Keep an eye on your brand’s blueprint

Keep an eye on your brands blueprint

Architecture is something we can all enjoy, not only for the environment it creates, but because good architecture always supports your reason for being there. Architecture should make you feel good, helping you work better, rest easier, and play harder.

Like when London Stansted Airport opened in 1991: Foster + Partners challenged the conventions of contemporary airport design, attempting to recapture the simplicity of early airport buildings by allowing passengers to walk in more or less a straight line from the roadside, through the terminal, and onwards – airside – to an awaiting plane. It was a simple idea, designed to remove confusion and make journeys easier.

Brand architecture is the same. All brands have a blueprint, although often less visible and more susceptible to change over time.

Brand architecture systems – the logic that underpins the way a brand is organised – come in different shapes and sizes. They can be designed to accommodate just one brand – what can be described as ‘monolithic’ – or to accommodate many brands and/or sub-brands, and with more or less similarity to each other. But a well-constructed brand architecture system doesn’t mean that the brands that hang off of it are all the same. The brands that the architecture supports can be as different as the market requires.
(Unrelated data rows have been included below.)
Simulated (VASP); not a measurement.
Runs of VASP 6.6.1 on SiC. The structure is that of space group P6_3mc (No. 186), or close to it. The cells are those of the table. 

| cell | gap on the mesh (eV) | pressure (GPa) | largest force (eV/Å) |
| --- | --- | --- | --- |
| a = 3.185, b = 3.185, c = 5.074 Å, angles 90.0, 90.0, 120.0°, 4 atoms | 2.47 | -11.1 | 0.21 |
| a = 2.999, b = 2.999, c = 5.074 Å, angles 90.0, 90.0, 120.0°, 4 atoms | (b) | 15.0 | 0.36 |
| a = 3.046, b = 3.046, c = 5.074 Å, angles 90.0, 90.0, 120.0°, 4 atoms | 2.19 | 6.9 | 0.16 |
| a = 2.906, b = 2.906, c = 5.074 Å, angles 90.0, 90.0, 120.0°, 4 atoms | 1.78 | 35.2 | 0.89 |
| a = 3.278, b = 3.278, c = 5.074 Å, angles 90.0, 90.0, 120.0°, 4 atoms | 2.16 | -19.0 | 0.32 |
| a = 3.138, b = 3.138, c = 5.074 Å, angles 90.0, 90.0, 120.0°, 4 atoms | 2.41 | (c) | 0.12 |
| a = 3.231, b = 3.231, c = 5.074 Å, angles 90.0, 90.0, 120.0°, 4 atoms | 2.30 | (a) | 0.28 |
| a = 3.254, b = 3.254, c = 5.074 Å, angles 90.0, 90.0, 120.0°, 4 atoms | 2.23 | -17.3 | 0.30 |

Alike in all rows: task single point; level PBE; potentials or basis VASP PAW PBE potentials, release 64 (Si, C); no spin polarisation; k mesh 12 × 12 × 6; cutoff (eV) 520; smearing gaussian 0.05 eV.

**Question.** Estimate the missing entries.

Just like in buildings, brand architecture seeks to create a coherent experience, supporting the purpose of the people using it. It allows for a greater or lesser association between its different parts in accordance with business strategy (and oftentimes politics). It describes the relationships between a business, its products, services and initiatives, both externally and internally. Brand architecture determines how an offer should be understood in relative terms, so that it can be most easily accessed.

But there’s theory and there’s reality. The fact is, that as businesses grow, brands grow too, and the likelihood of architecture going wonky increases. It is what happens over time when any building is extended, remodelled or renovated; by definition: a need was not anticipated in the original blueprint. Whether you need new bedrooms because the number of people in your household has increased, or a new airport terminal because the old one no longer meets the changing needs and demands of passengers, the choices are essentially the same: add, reconfigure or move.

But there’s a limit to how many times you can keep adding without either running out of space or degrading and confusing the experience. Eventually, reconfiguration or a move becomes necessary.

Ensuring a robust brand architecture can have significant benefits

Clarity of proposition and offer
Architecture creates the right associations, so that something people have never encountered before can be associated with things they recognise and feel positively disposed towards, increasing the chances that they will relate to and feel good about their experience of the new. So your brand’s architecture provides the underlying system and the rules that help maintain clarity.

Efficient management
A well-considered brand architecture provides a framework for both current and future scenarios, allowing you to pre-empt future need. In this way, it both accommodates and helps manage growth and change, creating efficiencies and saving time and money on unnecessary and wasted branding exercises.

Protection of investment
Most importantly, perhaps, a fit-for-purpose architecture system can help stop bad things happening to your brand. It provides a tool that allows you to say ‘no’ to your colleagues with good reason, preventing proliferation of new brands, subbrands, names and identities, which in some business cultures is endemic. So a good architecture makes brand management and guardianship easier, protecting the investment you make and the equity you build in it over time.

Make the invisible visible
Being able to see what you have got is essential. Visualising the architectural framework and mapping its component brands exposes strengths and weaknesses that can allow you to understand the extent to which the brand is operating as intended, and what corrective action might be required.

Make informed, strategic decisions
Appraisal of the existing architecture facilitates decision-making about the brand and the extent to which it is helping deliver business objectives. Visualisation provides a tool that allows for different stakeholder perspectives to be understood: why things are as they are, including underlying operational and commercial reasons, and how coherent the offer is. It also asks questions about each of the entities that make up the portfolio of brands within a business (including those that break the rules), enabling strategic choices to be made, such as how your brands could be organised differently, or removed, or new ones created.

Make a new blueprint
A remapping exercise will enable selection of an appropriate brand architecture system – or systems – and illustrate its impact. It will expose the implications of organising or reorganising the brands in your portfolio and allows for decisions to be made about each. A new architectural blueprint can help answer structural and organisational questions, and inform decisions about the way the brands and their identities should evolve.

Although mostly invisible, brand architecture is possibly one of the most important aspects of your brand.

Without a strong architectural framework all brands will inevitably develop more or less organically, unsystematically and often illogically.

While choosing to reorganise a brand’s architecture can have significant business implications, the result always makes strategic and commercial sense, and can significantly improve your ability to deliver better experiences.

So you might start by asking if your brand architecture allows people to think, feel and do the things they want and that you intend them to, or does it hamper them? Has the growth and development of your brand portfolio over time helped or hindered the way you want to be understood? And if you were planning from scratch, how far from your ideal blueprint is the brand you have built? If you can’t see it clearly, or simply have a gut feeling that it has structural problems, it might be time to call in the brand architects.